Product Configuration

Product Page experiencing errors with Selector API

Bijgewerkt

UPDATE:

No additional details to share at this point. We will monitor the issue and follow up with the dev team during business hours to check for any additional response time spikes for the Selector API. Next update in max 24 hours.

Bijgewerkt

UPDATE:

Teams continue to actively investigate possible containment measures for the periodic slowness, though we’ve received no additional reports of impact to customers at this point. We will monitor the progress and provide another update in 1 hour.

Bijgewerkt

UPDATE:

The team confirmed that defining a reasonable maximum for the quantity attribute resolves the performance issue for the affected versions. We will wait for the other teams to verify and confirm this. The next update will be shared once we have more information or within a maximum of 1 hour.

Bijgewerkt

UPDATE:

Further analysis shows that the API response time is significantly higher for versions while the underlying PRDs continue to function normally. The team is now reviewing whether there are optimization opportunities in the serialized attribute model returned by the model composer, which may be contributing to the API performance issue. Next update in max 2 hours

Bijgewerkt

UPDATE:

The team has identified a specific product, contributing to the slowness observed in the API and the behavior has been successfully replicated in the staging environment. Initial analysis shows that the engine initialization step is taking significantly longer than expected and consuming high CPU resources. The team is continuing to investigate why an older version of the product is being processed and its impact on API performance. Next update in max 2 hours.

Bijgewerkt

UPDATE:

Teams have reviewed the situation and agreed that while performance is not yet fully within expected SLA levels, the system is currently stable enough to continue investigation on Monday during business hours. Infrastructure capacity has been increased and monitoring has been enhanced to quickly detect any further issues. The situation will continue to be monitored throughout the weekend, and a deeper investigation will resume as a priority on Monday, with next CTIM update coming Monday as well.

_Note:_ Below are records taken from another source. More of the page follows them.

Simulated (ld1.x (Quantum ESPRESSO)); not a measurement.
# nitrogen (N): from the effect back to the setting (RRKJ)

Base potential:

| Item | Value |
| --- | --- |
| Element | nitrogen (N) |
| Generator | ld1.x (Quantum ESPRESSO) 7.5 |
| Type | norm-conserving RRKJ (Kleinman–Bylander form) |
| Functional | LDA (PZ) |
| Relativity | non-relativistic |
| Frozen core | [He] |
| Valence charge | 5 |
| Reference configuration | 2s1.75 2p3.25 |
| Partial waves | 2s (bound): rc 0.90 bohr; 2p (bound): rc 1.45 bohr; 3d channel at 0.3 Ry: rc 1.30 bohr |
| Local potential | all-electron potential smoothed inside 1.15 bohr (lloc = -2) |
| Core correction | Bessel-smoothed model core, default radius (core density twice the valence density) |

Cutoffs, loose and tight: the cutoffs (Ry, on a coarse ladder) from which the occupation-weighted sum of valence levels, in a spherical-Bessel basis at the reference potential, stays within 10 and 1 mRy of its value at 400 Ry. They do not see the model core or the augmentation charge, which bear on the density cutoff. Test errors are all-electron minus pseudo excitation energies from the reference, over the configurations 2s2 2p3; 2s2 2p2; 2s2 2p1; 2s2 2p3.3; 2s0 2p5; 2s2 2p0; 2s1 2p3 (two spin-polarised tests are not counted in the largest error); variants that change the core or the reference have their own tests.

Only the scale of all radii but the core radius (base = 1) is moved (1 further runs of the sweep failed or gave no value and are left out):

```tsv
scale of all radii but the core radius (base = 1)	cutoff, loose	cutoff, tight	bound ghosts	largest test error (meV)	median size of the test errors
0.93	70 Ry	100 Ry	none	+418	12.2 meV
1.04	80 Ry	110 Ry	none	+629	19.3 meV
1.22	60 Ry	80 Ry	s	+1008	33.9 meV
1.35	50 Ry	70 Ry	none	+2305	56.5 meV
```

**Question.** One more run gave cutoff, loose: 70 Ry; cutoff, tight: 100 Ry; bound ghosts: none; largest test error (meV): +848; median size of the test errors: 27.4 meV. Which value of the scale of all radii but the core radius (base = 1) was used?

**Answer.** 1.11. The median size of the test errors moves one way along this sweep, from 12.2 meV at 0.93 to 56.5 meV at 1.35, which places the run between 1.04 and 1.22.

Teams will re-engage CTIM if another spike occurs before then.

Bijgewerkt

UPDATE:

Vista reports that metrics have improved since the incident started but are not yet to baseline levels. Additional context related to ongoing mitigation efforts and next steps are needed from the dev teams. Next update as soon as we have more info from them.

Bijgewerkt

UPDATE:

Vista teams have noticed some improvements in the last hour with fewer timeouts though there are still some spikes. Investigation continues into the root cause and additional mitigation efforts. Next update in 1 hour or sooner.

Bijgewerkt

UPDATE:

Investigation indicates that the issue may be related to the complexity of certain products rather than overall request load. As a mitigation step, the team has temporarily reduced processing to 1/5th to contain the impact while the investigation continues. The team is now monitoring API CPU utilization and latency to confirm whether this change improves system stability.
Further clarification is also needed from the team on why the Service is calling the API. More updates will be shared once additional findings are available or max in 1 hour.

Bijgewerkt

UPDATE:

The team has identified a high volume of requests coming from client ID that belongs to NP and earlier spikes were also observed for the NP account between 12:15 PM – 1:30 PM IST. These spikes appear to be contributing to the increased load on the API.
The NP team has been engaged to review the client activity and confirm why these requests are being generated. Once they validate the source and behavior of these calls, we will have better clarity on whether this is expected traffic or related to a change. Next update when we get more information on the confirmation or max in 1 hour.

Bijgewerkt

UPDATE:

Teams are actively investigating the issue with priority. Next update in max 1 hour.

Bijgewerkt

UPDATE:

~1% of total API requests are experiencing high latency while 99% of requests are still being served within SLA. Other product pages continue to function normally.
Relevant teams are continuing their investigation to identify the root cause and implement measures to prevent this in the future. The next update will be provided once more information is available or max in 1 hour.

Bijgewerkt

UPDATE:
Escalation sent to: Commerce Support

Investigation continues to find the root cause. Adding another support to help further. Next update in max 1 hour.

Bijgewerkt

UPDATE:

The teams are debugging the issue internally to determine the root cause. The next update will be provided once more information is available or within a max of 30 minutes.

Bijgewerkt

UPDATE:

The team continue to investigate the issue with high priority. Next update in max 30 minutes.

Bijgewerkt

UPDATE:

The issue has reappeared and we are again seeing an increase in errors related to the API on the Product Page. The team is actively investigating the spike in error rates and elevated response times.
Relevant team has been paged to assist with the investigation. Next update in max 30 minutes

Bijgewerkt

UPDATE:
Escalation sent to: PCD: Falcon Squad

Adding another support team to assist investigation.

Opgelost

Incident Resolved: CTIM-2404
The issue has auto-resolved and dropped to normal levels; hence, the case status will be moved to Contained.
Please contact CTIM or see ticket for more details.

Bijgewerkt

UPDATE:

The team is continuing to investigate a Critical-priority incident affecting Vista, where the Selector API is impacting PPv2 and Wrangler services. The next update will be provided in 30 minutes or less.

Bijgewerkt

UPDATE:
Escalation sent to: PCD: FireSharks Squad

Paging the Firesharks squad, who own the Selector API. Next update in 30 minutes or less.

Onderzoekende

New Incident: CTIM-2404
Priority: Critical
Escalation sent to: PCD: Product Operations for review.
CTIM is investigating a critical-priority incident affecting Vista. The Selector API is impacting PPv2 and Wrangler services. Approximately 500 users have been confirmed to experience fallback or incorrect configurator behavior since the issue began, with most of the impact and error spikes occurring in the past 1–3 hours. The majority of issues are currently being observed on the Product Page BFF, but the Selector API is used across multiple site areas, and other dependencies may also be affected. The next update will be provided in 30 minutes or less.